CONTAINING LINKS TO 1280 STORIES FROM THE NETWORKS' NIGHTLY NEWSCASTS
     COMMENTS: A Bluer Shade of Red

ABC led off its newscast with a trio of reports handicapping the General Election. The network's Sunday morning anchor, George Stephanopoulos of This Week, called it no "shoo-in"--but the consensus inside-the-Beltway is that this race is "for the Democrats to lose." He offered statistics covering every election since World War II to prove that "the tide of history" is against the GOP. No party has been able to retain the White House when, one year out, its incumbent President has a poll approval rating below 45%. President George Bush's approval is 33%.

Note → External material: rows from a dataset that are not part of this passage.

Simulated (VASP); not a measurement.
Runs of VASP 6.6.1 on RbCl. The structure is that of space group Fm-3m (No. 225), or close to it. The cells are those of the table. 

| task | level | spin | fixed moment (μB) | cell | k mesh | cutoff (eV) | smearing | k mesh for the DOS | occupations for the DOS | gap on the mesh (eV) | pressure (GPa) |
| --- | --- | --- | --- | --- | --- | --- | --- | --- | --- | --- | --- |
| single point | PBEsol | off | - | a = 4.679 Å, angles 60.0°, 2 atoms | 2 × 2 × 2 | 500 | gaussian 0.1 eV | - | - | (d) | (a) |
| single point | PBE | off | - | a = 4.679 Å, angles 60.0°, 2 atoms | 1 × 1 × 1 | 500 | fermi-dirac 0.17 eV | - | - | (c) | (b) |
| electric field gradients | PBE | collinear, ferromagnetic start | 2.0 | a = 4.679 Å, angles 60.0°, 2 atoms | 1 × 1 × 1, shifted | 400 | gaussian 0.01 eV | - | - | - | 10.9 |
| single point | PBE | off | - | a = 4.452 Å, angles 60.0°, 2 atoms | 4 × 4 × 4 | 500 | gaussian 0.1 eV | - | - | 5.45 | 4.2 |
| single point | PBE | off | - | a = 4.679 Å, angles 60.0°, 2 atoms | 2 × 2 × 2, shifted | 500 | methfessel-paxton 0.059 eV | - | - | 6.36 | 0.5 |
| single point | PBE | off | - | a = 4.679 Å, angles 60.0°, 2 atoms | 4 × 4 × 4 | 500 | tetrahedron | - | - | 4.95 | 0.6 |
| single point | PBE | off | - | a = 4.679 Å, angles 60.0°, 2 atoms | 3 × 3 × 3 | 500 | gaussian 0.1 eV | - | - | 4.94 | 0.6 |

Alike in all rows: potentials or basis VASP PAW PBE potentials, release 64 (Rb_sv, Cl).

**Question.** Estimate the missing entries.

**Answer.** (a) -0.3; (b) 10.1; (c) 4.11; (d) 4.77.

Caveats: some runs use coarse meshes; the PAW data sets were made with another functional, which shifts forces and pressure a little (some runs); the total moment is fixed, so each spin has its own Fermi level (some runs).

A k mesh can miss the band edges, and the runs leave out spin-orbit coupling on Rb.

So if the Democrats are to gain, which red states are expected to turn blue? ABC's Jake Tapper offered us the "interior west," eight Rocky Mountain states (Ariz, NM, Utah, Colo, Nev, Wyo, Idaho, Mont) that had no Democratic governors as recently as 2000 and now have five. He credited an influx of Democratic-leaning Latino voters and a split within Republican ranks between its socially-conservative leadership based in the South and its "fundamentally different" libertarian western wing. Kate Snow (at the tail of the Tapper videostream) followed up from Ohio, a state, she reminded us, that George Bush won by just 2% in 2004. Snow found disaffection with the Iraq War, the state of the economy and the scandal-tainted state party among the Republican faithful; and she wondered whether Ohio's successful get-out-the-vote effort among evangelical Christians could be replicated if Giuliani turned out to be the candidate. "No Republican has made it to the White House without Ohio since Abraham Lincoln."